The 2021-2022 California Legislative Session closed on August 31 and was dominated by further efforts to address the state’s continued housing crisis. The flurry of major legislation passed by the Legislature and now on the Governor’s desk for signature focuses on expanding the types of development sites eligible for housing production and streamlining approval of that housing (AB 2011, SB 6, AB 2234), expanding the Density Bonus Law and providing enhanced density incentives (AB 682, AB 1551, AB 2334), and restricting minimum parking requirements (AB 2097). Taken together, these are potentially powerful tools to generate new housing opportunities as cities across California face significant housing production goals and work towards meeting state law deadlines for the ongoing Housing Element updates in the coming months.
This post focuses on the key housing-related bills that are, at the time of this publication, awaiting the Governor’s signature. The Governor has until September 30 to either sign or veto the bills. We will follow up with more in-depth coverage on the legislation ultimately signed by the Governor and insights on the resulting potential impacts on the housing landscape.
Repurposing Commercially Zoned Land for New Residential Development
The two blockbuster bills of 2022 – AB 2011 and SB 6 – both have the potential to result in major changes to the housing development pipeline by allowing new qualifying residential development on eligible commercially zoned sites. Both bills are the result of significant and hard-won efforts among legislators, development and pro-housing advocates, and organized labor. Each bill includes very specific eligibility requirements, applicable development standards, and density calculation metrics. The details are beyond the scope of this analysis, but the highlights are described briefly below. If signed by the Governor, both laws would take effect on July 1, 2023 – not in January 2023, as is the case for most new laws – and would remain in effect for 10 years, sunsetting in 2033 unless extended.
AB 2011 (Wicks) [Streamlined Approval Pathway for Qualifying Affordable or Mixed-Income Developments] – AB 2011 provides a streamlined, ministerial review process that is CEQA-exempt, comparable to the existing SB 35 law (see our previous posts on SB 35 here and here), for qualifying multifamily housing development projects on commercially zoned sites (where office, retail, or parking are principally permitted uses) that include requisite affordable housing units and meet certain wage and labor requirements, including paying prevailing wage. The goal of AB 2011 is to unlock significant affordable and mixed-income housing development potential in existing commercial zones.

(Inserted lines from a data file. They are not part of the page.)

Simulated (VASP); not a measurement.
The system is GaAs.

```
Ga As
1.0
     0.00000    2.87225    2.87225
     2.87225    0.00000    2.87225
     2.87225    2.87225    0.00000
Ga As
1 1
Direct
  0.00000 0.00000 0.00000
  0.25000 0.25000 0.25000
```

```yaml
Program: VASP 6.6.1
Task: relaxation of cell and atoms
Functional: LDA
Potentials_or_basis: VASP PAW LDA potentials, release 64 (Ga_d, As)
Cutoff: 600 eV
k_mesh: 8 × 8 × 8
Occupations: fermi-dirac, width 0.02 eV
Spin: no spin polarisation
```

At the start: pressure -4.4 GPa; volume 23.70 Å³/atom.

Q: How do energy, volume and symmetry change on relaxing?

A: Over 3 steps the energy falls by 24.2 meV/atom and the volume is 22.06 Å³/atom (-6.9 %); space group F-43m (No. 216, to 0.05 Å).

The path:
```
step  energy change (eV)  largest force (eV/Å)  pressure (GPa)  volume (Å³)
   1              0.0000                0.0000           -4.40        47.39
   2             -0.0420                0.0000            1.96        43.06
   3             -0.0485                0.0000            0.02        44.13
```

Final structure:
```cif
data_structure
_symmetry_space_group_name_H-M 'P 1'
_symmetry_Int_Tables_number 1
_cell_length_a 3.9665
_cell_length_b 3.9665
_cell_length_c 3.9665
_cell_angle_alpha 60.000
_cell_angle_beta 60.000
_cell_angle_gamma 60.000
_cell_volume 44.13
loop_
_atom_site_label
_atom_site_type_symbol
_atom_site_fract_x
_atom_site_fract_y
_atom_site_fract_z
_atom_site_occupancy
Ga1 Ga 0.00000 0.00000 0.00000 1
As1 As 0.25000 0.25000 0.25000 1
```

The bill creates two primary pathways to qualify for its protections: (i) 100% affordable projects located on a commercially zoned site, or (ii) mixed-income projects located along a “commercial corridor,” meaning a street with a right of way width between 70 and 150 feet. The affordability requirements applicable to mixed-income projects are:
- Rental: (i) 8% very low income and 5% extremely low income, or (ii) 15% low income; and
- For-sale: (i) 30% moderate income, or (ii) 15% low income.
AB 2011 also requires development proponents to meet certain wage and labor standards, including that construction workers be paid at least the general prevailing rate of wages (but not requiring a “skilled and trained workforce” as required under SB 6). For developments of 50 or more housing units, construction contractors must also participate in an apprenticeship program or request dispatch of apprentices from a state-approved apprenticeship program, and make specified health care expenditures for construction craft employees.
AB 2011 imposes a detailed list of specific site exclusions, similar to the existing SB 35 ministerial streamlining site requirements, which must be reviewed on a site-specific basis to determine whether a project would potentially qualify for the bill’s protections.